Anoyo (meaning ‘the world over there’) goes back to Japan, drawing once again from sessions with Tokyo Gakuso, who featured on last year’s mind-bending Konoyo. Inspired by a form of Japanese classical music performed at the Imperial Court and recorded in a temple on the outskirts of Tokyo, Anoyo, releasing May 10 via Kranky, is starker than its predecessor, a skeletal and stick-thin entry with a contained inner power, stripped of all outer fat and tonal indulgence. Hecker clothes the music with composure and elegance in what is a different area of the same temple.
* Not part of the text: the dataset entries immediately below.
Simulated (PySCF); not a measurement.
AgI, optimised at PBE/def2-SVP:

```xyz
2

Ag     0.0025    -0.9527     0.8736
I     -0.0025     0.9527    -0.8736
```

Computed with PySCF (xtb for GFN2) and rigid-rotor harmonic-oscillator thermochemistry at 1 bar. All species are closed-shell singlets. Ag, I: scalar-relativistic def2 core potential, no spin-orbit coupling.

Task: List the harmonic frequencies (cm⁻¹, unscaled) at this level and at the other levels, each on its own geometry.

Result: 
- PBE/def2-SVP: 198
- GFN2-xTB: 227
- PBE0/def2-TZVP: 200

Like a candle in a subtle breeze, Tim Hecker’s music flickers into life, rising through intense dynamic change and yet capable of falling back into stillness and reservation. Nothing is ever seen head-on. His apparitions appear at odd angles and the music thoroughly rejects conformity. The traditional atmosphere evokes emperors of old, and ancient rituals seep through to the listener, but Anoyo tunes into the 21st Century, too. With a healthy respect for tradition, the music sways like a hypnotized cobra, its traditional gagaku movements evoking a limitless space in which notes can ascend and bend.
Hecker’s music is striking and respectful, wanting to meld the two worlds of tradition and experimentation – as is the case on the closer – while keeping a watchful eye upon the music’s original sound, the state of its soul and the purity of its essence. Hecker never loses sight of the temple in which the music was recorded. The temple, not necessarily the instrumentation, is paramount to Anoyo’s sound, becoming both first stone and first tone. The music echoes with its reverential atmosphere, drenching the album in smoke as well as the cultural and emotional importance of its architecture, its tradition and ritual, from which a spiritual connection may form. The outpouring of shock and grief as tragedy engulfed Notre Dame highlighted the emotional and spiritual power between place and person. They stand guard over us, symbolizing and defining a culture and a nation. We tie ourselves to them.
Above all, Anoyo is full of healthy respect, but Hecker’s more than willing to innovate, transcribing the traditional and bending the tonal possibilities of its ancient instrumentation. So we hear its weeping and wailing, as well as the dramatic bombast of a call-to-arms, a war-cry which transfers to a red-blooded synth, as sharp as any sword and matching the flame-red sun at the centre of the nation’s flag – the Hinomaru, the ‘circle of the sun’. Its music has been a witness to many eras. Hecker turns the tone while keeping the essence bottled up and confined to a space of quiet safety. The tones rise like the sun, a red streak of dawn arching up and over the temple, covering it in shades of fiery light. And like the dawn, Anoyo is an entirely new work, an elemental piece of music, curated from atmosphere and nothing else. The surrounding mist is as much a part of its music as its humble use of wood and string. Shrouded in reverence and lighted only by candles, Anoyo is a work of solitude – not loneliness – in spite of its many contributors, seeping in through its long, drawn-out notes and its continual stream of smoke.